The point of this video is to bring attention to the fact that people take the internet way too literally. Not only that, but they also tend to view every person they see online as something they can possess in some way. The way people have approached me on Facebook over these last several months has been nothing short of astonishing. They feel entitled to know about my personal life, and many have even attacked me for choosing not to post my marital status and location publicly. They behave as though they have some right over me because I am female, and they are male. They have the audacity to think I'm only online because I'm looking for a relationship. I am not on a dating site, yet whenever certain men come across my pages - which are nothing but classy and NEVER hint at any sort of availability or sexuality - they tend to develop this fantasy that I will want to be romantically involved with them, for no other reason than the fact that I'm female. These people desperately need to separate the fantasies in their heads from reality.
I've had people think I'm this image of perfection, just because I post artistic photographs of myself. I have crooked teeth and mild acne scarring. I am NOT perfect, but why would anyone want to post pictures of themselves crawling out of bed? It isn't needed, yet when you don't do that, people tend to develop a completely false idea of you. Not even a Victoria's Secret model looks "perfect" when she's tired, absent of makeup, and rolling out of bed. Yet if a woman makes the choice to not post unflattering images of herself, people will either falsely assume she's perfect, or call her "fake". To me, looking like utter shit isn't artistic, and I'm on the internet to post art. My real life is private to all who are not actually in my real life, yet people refuse to stop turning my artistic presence into something that could potentially benefit them in ways I am obviously never going to provide. That, is a fantasy.

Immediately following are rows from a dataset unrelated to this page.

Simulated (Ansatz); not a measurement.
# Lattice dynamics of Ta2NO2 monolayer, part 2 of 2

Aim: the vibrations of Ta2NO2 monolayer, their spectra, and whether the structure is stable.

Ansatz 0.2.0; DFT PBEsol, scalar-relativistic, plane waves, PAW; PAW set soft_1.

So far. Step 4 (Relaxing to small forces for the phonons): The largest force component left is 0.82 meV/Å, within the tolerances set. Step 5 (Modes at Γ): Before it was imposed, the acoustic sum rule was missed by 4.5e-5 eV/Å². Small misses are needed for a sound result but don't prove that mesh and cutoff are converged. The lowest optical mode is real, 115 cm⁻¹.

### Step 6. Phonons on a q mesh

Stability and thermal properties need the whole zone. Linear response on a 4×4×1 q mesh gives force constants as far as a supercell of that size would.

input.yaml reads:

I decided to delete almost all of the photos of myself. Not because I no longer find them artistic or true to the vision I had, but because they brought forth nothing but a bunch of delusional men who saw me as some kind of sex puppet they could somehow possess. Even though NONE of my images were sexual in the slightest, I am still seen as an object. I am first and foremost a writer and an artist. So, I'm not going to continue feeding into the delusions of people who have no real reason to be on my pages in the first place. I can't stop them from looking and developing the fantasies in their minds, but I can stop posting the photos that give them the absurd, grandiose ideas they have. That is the choice I've made, and it is to preserve my own sanity. Not because I "care what people think". I want people to connect with my writing, with the vastness of my mind, and if that isn't why they're following me - I will gladly watch the number of followers dwindle down to the handful of people who actually care what I think.